Listening to CNBC this morning and the topic of the AIG bonuses came up yet again for the 50th time in the last 24 hours. I hesitate to comment, but feel compelled because of the not-so-subtle defense by the business media. The arguemtn is that the high salaries are necessary in order to keep the talent on Wall Street in order to clean up the mess. This whole "talent" thing is outrageous. I know "talented" neurosurgeons and ob/gyns who seem to scrape by on a tenth of what the 15th administrative VP of some failed bank or a salesman at an insurance company makes. And there are tens of thousands of these executives who make millions. The average ob/gyn in New York state (to compare more accurately with NewYork bankers who argue about the higher cost of living) makes $174,000 per year, probably works 60 hrs week, on-call 10 times per month, top of their HS and college class, 12 yrs training post-college, no real income until age 33, etc. I'm not whining, just pointing out what it takes to make $174,000 here in the real world. That's a lot of money.
But a bank executive with 2 or 3 years of post-college education can make six figures by age 26 and millions before the average physician has gotten his or her first paycheck. They need a come to Jesus moment here. These negligent executives are now govt employees and where are they going to go? Back to med school?
The world was supposedly on the brink of destruction last fall and these AIG asshats were gaming the system to make sure their bonuses were not canceled... after all, they have "talent.". And the destruction was directly-- directly-- related to their activities and decisions and "talent." The bill had to be passed RIGHT NOW, or else... and the whole time the taxpayers were being played.
The government did not ask to take on all this debt, they were compelled to do it by the guys that drove the economic truck into the mud. In fact, it smacked of extortion at the time, but now it's clearly apparent that the government was played by all this "talent" on Wall Street.
OK, not all the financial executives were complicit or at fault, I understand that item. But let's look at the other industry that I know well. Despite growing a practice by 6-8% in volume every year, physician salaries peaked 10 years ago in real dollars and have dropped versus inflation. Beginning about 2004, real reimbursement levels have declined every year while overhead (mostly employees' health insurance-- how much do health insurance executives make?) has increased dramatically. Regardless of competetence or "talent", doctors have almost universally taken salary cuts. Furthermore, the current economic downturn has put a freeze on educational expense and bonuses at our particular institution. No more conferences for employed physicians! Is the downturn the fault of physicians in Michigan? Hardly, but it seems we have made more of a sacrifice (however small) than the AIG executives! And that say nothing for the millions of folks who have lost jobs over this.
Is the law to tax executive pay Constitutional? No, it's an ex post facto bill of attainder and will likely wither away into the mist. So all the media elite on CNBC can settle down and sleep soundly tonight knowing that their buddies on Wall Street are not going to have their precious bonuses taxed to death. I don't fault Congress for calling attention to this issue even though it smacks of populism and does nothing to directly address the current crisis.

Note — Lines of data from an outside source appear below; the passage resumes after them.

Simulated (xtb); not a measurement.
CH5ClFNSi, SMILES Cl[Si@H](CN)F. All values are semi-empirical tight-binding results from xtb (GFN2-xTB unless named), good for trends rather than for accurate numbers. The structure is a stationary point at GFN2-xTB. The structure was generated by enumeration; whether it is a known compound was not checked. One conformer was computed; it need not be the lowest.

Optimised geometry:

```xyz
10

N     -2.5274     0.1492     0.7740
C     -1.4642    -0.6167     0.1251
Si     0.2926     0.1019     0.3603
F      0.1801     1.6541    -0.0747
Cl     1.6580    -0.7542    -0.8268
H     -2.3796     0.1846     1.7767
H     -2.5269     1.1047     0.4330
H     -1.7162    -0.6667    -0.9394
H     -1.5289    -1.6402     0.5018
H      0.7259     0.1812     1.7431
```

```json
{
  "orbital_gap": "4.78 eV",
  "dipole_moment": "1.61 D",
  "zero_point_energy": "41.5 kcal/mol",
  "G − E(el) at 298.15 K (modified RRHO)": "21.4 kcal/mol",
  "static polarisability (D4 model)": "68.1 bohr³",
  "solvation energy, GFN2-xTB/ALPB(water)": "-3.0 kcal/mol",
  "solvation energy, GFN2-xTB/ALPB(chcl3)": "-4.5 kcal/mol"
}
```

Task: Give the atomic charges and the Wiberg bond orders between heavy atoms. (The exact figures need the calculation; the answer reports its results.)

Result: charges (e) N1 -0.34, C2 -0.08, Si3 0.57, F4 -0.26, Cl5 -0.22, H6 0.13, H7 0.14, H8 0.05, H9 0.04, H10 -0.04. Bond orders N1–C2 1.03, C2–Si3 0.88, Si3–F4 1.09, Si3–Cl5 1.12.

The fact is that it will take time, perhaps a generation, to burn through all this bad debt that has accrued. Wall Street "talent" will have to acclimate to a different paradigm. If you want to make millions of dollars, you won't be doing it with taxpayer money so you better learn a real talent like solving a real problem or performing a real service and not just dreaming up some bogus financial "product" that the world does not need.